Watching Grief

IMG_2Thank you for the article about Change and Healing. It helped me make sense of my thoughts and feelings. I thought I would share them with you.

Three months ago, a baby died.

Since then, I have been watching grief threaten to overwhelm our family. Its long fingers reach deeper and deeper into who we are, who we were, who we thought we were.
It’s hard to let go, we are clinging on to time. As weeks go by, we are acutely aware that we are moving further and further away from the moments when he was there. Anything that comes between his passing and today is unwelcome and resented.

Grief is leading us. During the initial shock, there seemed to be an energy to lead the way, deciding how we wanted to grieve, how we wanted to remember this little one and how we wanted to remember the moments that surrounded his passing. Now, grief seems to reach a momentum of its own. It seems to be dragging us, not in any specific direction, it’s a downward spiral and a roller coaster at the same time. Perhaps our physical and mental resources are running too low to know which way to go.

Nothing is left untouched, nothing is safe. Events and occasions that used to be simple are now charged with meaning, grief, sadness and the agony of the absence. And events that were tricky before are now downright daunting. You never know when you’ll be caught off guard by an advert on the radio, a lyric, a smile, a comment.

We live in a time warp, we are stretched between the past – how we used to behave before, the present – the sadness, the longing – and the might-have-been or should-have-been, the present not as it is but as we had dreamt it, what we had hoped to do with this baby, what we would be doing if he were here.

It changes the nature of everything. It’s like having a pair of deforming glasses. Everything is seen through the glass of grief, interpreted in the light of grief. Things are no longer seen for what they actually are but for what they remind us of. A gesture of love is avoided because it is a painful reminder of the loss.

We walk on eggshells. We are tense – on the look out for any reminder of our pain that might come up in a conversation or in our lives in general, so that we can move away before it gets too close. In that sense, we’re no longer fully in the present.

The shadow of anger is flying around, it reminds me of the TV programmes where you see some kind of energy shape fly around and suddenly stick to something. Who knows where the anger will land next, it’s never far away!

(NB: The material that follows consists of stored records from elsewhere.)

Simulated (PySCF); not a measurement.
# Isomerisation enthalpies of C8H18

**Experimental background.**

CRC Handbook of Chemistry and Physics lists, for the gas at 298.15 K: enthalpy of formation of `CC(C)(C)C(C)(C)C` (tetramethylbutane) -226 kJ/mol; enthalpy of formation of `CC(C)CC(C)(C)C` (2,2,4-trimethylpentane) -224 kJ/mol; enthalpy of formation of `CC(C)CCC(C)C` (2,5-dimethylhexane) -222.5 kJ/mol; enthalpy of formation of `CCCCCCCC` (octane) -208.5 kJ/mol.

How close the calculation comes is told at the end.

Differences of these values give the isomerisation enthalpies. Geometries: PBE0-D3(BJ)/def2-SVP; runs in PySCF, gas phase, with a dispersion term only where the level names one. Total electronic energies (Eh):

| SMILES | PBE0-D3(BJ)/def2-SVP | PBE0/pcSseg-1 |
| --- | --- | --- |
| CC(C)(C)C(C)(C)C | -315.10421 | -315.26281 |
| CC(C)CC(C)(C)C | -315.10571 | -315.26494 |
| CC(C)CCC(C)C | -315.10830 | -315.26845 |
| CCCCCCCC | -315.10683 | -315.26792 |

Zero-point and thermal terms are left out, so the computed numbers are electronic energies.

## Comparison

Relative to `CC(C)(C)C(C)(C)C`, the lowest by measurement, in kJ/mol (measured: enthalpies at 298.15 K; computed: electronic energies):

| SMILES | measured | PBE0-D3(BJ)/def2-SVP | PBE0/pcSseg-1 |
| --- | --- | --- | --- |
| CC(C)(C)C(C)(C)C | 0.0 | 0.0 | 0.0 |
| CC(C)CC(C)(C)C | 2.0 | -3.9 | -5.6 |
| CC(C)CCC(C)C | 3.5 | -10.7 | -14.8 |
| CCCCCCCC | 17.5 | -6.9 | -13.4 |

As we try to avoid suffering, we run the risk of compounding the injury. As we try to avoid the pain, we withdraw, tighten, move away from each other, possibly hurting each other even more. A movement to withdraw from the suffering is so easy to misunderstand and regret.

Despite our willingness to talk to each other, it is so big that it’s difficult to express what we feel. We are caught between our own grief and others’ grief. How do you express what you need while respecting the other person’s grief? How do respect another person’s grief without causing injury to the living? Then there is unspeakable, whose needs must prevail above the others?

I want to grieve as a child. They seem to have a way to take it in their stride, they have a matter of fact way of talking about life and death. So far, they don’t seem to be scared. The circumstances have sheltered them from the entirety of reality and from seeing the grief of all the adults. They also don’t seem take it all in at once, one by one the aspects of death and grief dawn on them and then they process it, then move on. Until the next time.

I want to work on trust, trust in life, in God, in love. Things will work out, there is light, there is hope, and there is a family. This is simply our path and there is a lot to learn on the way.